Have you ever rummaged through the freezer and come across something you had meant to do something with long ago? This is exactly what happened to me this week as I uncovered a bag of peas from last year's CSA delivery. I knew I would get around to cooking with them one day, and with more on the way with the new season, I didn't want to let them wait any longer. I enjoyed this recipe so much that I can't wait to make it with some of this year's crop, too.

Ingredients: (recipe adapted from Deborah Madison's Vegetable Literacy)

  • Olive oil
  • 1 cup full-fat ricotta cheese
  • 3 tbsp fresh bread crumbs
  • 4 tsp butter
  • 2 large shallots or 1/2 small onion, finely diced
  • 5 small sage leaves, minced
  • 1 cup frozen peas (or about 1 1/2 lbs fresh peas, shucked)
  • Zest of 1 lemon
  • Sea salt and freshly ground pepper to taste
  • Pea shoots or broccoli sprouts for garnish
  • Piece of Parmigiano-Reggiano cheese

Start by draining your ricotta through a cheese cloth or fine sieve. Lightly oil 2 oven-safe ramekins. Divide ricotta between the two dishes and place in a 375 degrees Fahrenheit oven for 20 minutes, allowing the cheese to set up and become firm. You may want to place under a broiler to lightly toast the top of the cheese.

Remove the ramekins from the oven and sprinkle with bread crumbs, then return to the oven for 10-12 minutes.

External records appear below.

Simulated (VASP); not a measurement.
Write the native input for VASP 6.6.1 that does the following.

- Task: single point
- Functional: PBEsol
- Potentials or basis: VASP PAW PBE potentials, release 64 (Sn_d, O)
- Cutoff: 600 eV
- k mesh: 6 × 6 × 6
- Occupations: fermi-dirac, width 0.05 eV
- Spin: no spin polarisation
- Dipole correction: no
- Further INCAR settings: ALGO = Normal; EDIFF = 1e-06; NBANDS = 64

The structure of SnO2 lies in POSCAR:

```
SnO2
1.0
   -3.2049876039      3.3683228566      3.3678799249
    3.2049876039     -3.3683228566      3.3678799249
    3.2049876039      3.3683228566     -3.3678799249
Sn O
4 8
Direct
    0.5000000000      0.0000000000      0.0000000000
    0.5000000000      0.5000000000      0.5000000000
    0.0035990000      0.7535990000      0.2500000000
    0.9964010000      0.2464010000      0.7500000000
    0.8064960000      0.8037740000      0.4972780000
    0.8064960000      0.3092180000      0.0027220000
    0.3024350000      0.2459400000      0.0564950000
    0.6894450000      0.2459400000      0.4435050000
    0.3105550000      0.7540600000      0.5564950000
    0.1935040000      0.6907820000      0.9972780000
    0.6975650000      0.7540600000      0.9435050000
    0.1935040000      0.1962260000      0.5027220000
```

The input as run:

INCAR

While the ramekins are in the oven, heat your butter until melted in a small sauce pan. Add the shallots and sage and heat until soft, about 4 minutes. Add the peas and 1/2 of a cup of water, stirring to incorporate, and heat the peas about another 3-4 minutes while making sure they keep their bright green color. Season with salt and pepper as desired.

Top the ricotta with pea shoots or broccoli sprouts, and then spoon the pea mixture over the ricotta.

Lightly grate fresh Parmigiano-Reggiano on top and serve immediately.

This is an amazing use for early spring peas, and can be served as a light lunch or in smaller individual ramekins as a side dish. One thing's for sure — it will disappear quickly!